A new exchange is trying to make it easier to hedge against events in politics and other areas.

Kalshi, a firm founded by Tarek Mansour and Luana Lopes Lara, was designated as a contract market by the Commodity Futures Trading Commission in late 2020 and officially launched in June.

The exchanges offers binary, yes-or-no contracts that pay out $1 if the investor makes the correct selection. Some of the current offerings include “will a recession start by Q2 2022” and “will income taxes on the highest income bracket increase by the end of 2021.” Traders are not allowed to use margin to take their positions.

In some ways, Kalshi looks like overseas betting markets that will sometimes gain popularity around key political events or even online sports betting, which has seen a boom of popularity in the U.S. in recent years. However, Mansour said the economic usefulness of hedging outcomes and Kalshi’s lack of a market maker role differentiates the firm from a casino.

Tarek Mansour and Luana Lopes Lara, co-founders of Kalshi.

Kalshi

“In casinos and gambling houses, the revenue they make is out of their customer’s losses. You get these weird incentives in the industry … for us, we take transaction fees. We don’t take money out of anyone’s losses,” Mansour said.

A big early test of the program came in November, when the company’s yes-or-no contract on whether Joe Biden would nominate a replacement for Jerome Powell at the Federal Reserve came into focus. 

Mansour said the market showed stability in the week’s leading up to President Joe Biden’s decision to keep the status quo at the top of the Fed.

“Some of the things we’ve seen with this Jerome Powell market is that, every time there was a piece of news such as Elizabeth Warren staunchly opposing Powell, or his trading activities were made public, the headlines were very sort of binary with respect to this forecast,” but the market didn’t show major knee-jerk volatility, Mansour said.  

After the contract was launched in September, the highest closing price for “yes” on the Powell replacement question was 32 cents.

“You could see a sort of constant adjustment to news but not an overshoot,” he said.

A screenshot of the Federal Reserve contract on Kalshi’s website.

Kalshi.com

Kalshi’s team believes that the market contained both retail traders and more calculated hedging moves.

“I think we had a very good mix of people interested in this based on their portfolios and those more on the speculative side,” Lopes Lara said. 

The company does not have any formal standing with the Securities and Exchange Commission, but its current offerings are narrow enough that it should fall solely under the CFTC’s rules, according to Matthew Kluchenek, a partner at the law firm Mayer Brown. Kluchenek said the SEC could get involved if the contract market appears to be influencing securities prices in other markets.

To be sure, Kalshi is not big enough for professional investors to truly hedge massive portfolios. The Powell contract had total volume of about 227,000 total contracts before expiration, putting it on the level of a daily volume of a many small or midcap stocks. Additionally, there is a downside limit of $25,000 on individual contracts, though Mansour said that would be hiked in the near future. 

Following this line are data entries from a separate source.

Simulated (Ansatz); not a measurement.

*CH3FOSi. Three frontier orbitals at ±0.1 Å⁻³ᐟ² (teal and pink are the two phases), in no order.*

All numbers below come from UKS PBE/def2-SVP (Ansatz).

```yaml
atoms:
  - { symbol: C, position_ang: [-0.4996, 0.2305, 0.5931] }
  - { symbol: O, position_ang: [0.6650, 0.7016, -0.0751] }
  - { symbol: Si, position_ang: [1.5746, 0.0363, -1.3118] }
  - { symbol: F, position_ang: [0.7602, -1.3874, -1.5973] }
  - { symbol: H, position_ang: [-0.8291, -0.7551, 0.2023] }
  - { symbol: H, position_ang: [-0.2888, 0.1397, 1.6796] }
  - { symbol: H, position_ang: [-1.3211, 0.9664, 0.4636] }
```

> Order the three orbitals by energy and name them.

Overall, the exchange saw weekly volume of about 1 million contracts in November. The co-founders said the company expects major growth early next year as the exchange becomes more accessible.

“The plan for Q1 2022 is really to get out of beta,” Lopes Lara said. 

The next steps for Kalshi include launching a mobile app, expanding the trading possibilities beyond the company’s website.

Additionally, Mansour said the company has had discussions with brokerage firms about adding Kalshi to their listings and with other investment firms about serving as market makers on the exchange. Currently, orders on Kalshi sit on the books until another trader agrees to take the opposite side of the contract, which could lead to lower volumes and liquidity than if a market maker was involved.